Mondo Macaron Ice Cream SandwichesPin It
Those of you who are regulars here have recently seen a recipe for an awesome Black Coffee Ice Cream, then a few days later one for sublime Macarons. Well, today you see what glory can be achieved by combining these two into one of the best ice cream sandwiches you'll ever eat. Inspired by Jeni Britton Bauer's example in her terrific cookbook Jeni's Splendid Ice Creams at Home , we've combined her Black Coffee Ice Cream (along with some store bought vanilla and chocolate for a little variety) with some super-sized cinnamon macarons to make a few seriously dangerous sandwiches.
Let's face it, aren't we all just a tad too busy to have to wait for our ice cream sandwiches to soften?

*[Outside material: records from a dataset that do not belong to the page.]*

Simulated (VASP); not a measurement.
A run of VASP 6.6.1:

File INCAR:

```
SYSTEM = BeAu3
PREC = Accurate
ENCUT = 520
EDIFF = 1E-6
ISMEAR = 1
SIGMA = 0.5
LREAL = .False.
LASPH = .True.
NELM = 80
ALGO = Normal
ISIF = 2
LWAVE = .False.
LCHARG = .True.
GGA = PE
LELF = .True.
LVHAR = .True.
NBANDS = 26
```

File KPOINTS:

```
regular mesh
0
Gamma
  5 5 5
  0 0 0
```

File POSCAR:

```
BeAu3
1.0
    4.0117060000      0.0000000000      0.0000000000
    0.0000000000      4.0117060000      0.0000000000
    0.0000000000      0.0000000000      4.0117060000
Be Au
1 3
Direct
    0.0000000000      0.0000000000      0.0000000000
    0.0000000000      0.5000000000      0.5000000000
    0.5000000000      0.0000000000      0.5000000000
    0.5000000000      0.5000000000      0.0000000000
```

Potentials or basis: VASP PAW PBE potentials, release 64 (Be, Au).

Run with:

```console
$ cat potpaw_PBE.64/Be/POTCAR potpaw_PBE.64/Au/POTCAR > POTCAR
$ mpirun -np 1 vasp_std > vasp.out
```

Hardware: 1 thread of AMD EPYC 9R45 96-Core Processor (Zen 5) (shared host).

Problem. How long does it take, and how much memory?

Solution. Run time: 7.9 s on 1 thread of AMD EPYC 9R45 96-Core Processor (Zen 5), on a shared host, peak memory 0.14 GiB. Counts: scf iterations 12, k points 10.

Yeah, that's what I thought you'd say.
We kept our macarons a natural color as that seemed to fairly represent their cinnamon flavor, but by all means spice things up a bit by adding a few drops of food coloring to the cookie batter to bring some life to the party. You can also add some citrus zest or cocoa powder for flavoring the cookies, and use whatever kind of ice cream you want for a filling. We loved the cinnamon and coffee combo, but these will be your cookies, so make them any way you want!
Cheers - Steve
Cinnamon and Coffee Ice Cream Sandwiches
Adapted from recipes by: Jeni Britton Bauer
for the macarons:
- 8 ounces whole almonds (1 1/2 cups), or 8 ounces almond meal (flour)
- 2 1/2 cups confectioners sugar
- 3/4 cup egg whites, from 6-7 large eggs, at room temperature
- 1/4 teaspoon fine sea salt
- 1/2 cup plus 2 tablespoons granulated sugar
- 3/4 teaspoon cinnamon
- food coloring (optional)
ice cream of your choice for filling
- Line a large baking sheet with parchment, and using a 3" biscuit cutter as a guide, trace 12 circles on the parchment. Turn the sheet of parchment over.
- If using whole nuts, grind them with 1/4 cup of the confectioners sugar in a food processor just until a fine flour forms, but not so much as to turn the nuts into a paste. Add the remaining confectioners sugar and cinnamon and pulse to combine. Strain through a fine meshed sieve into a large bowl to remove any large pieces of nuts remaining.
- In a standing mixer, whip the egg whites and salt until frothy. With the mixer running at medium-high speed, add the granulated sugar in three additions until the meringue is bright white, glossy and holds medium peaks, about 4-5 minutes.
- Using a spatula, gently fold the almond mixture into the whipped whites in three additions and lightly mix until all the dry ingredients are fully incorporated. Add a few drops of food coloring at this point if desired.
- Transfer the mix to a large piping bag fitted with a 1/4" plain tip. Pipe the batter in a concentric circle pattern to fill the circles you drew on the parchment, beginning in the center and working out to the edge on each. Let the cookies sit at room temperature for 30 minutes to dry a touch before baking, this helps ensure an even, uncracked crust on the finished cookie.
- Heat your oven to 300℉.
- Bake cookies 18-20 minutes, rotating them once during baking, or until they look dry and set on top. Remove from the oven and let cool completely before using.
- Match cookies to that they are even as possible, fill with the ice cream of your choice and enjoy!
- If not eating right away, wrap individually in plastic wrap and freeze for later use.
*** If you have extra batter after piping 12 large cookie shapes (as we did), either set up a second tray for large cookies as you did for the first, or dedicate a second tray for traditionally sized, small macaron. If you make small ones, check them at 13-15 minutes as they will cook faster than their big brothers.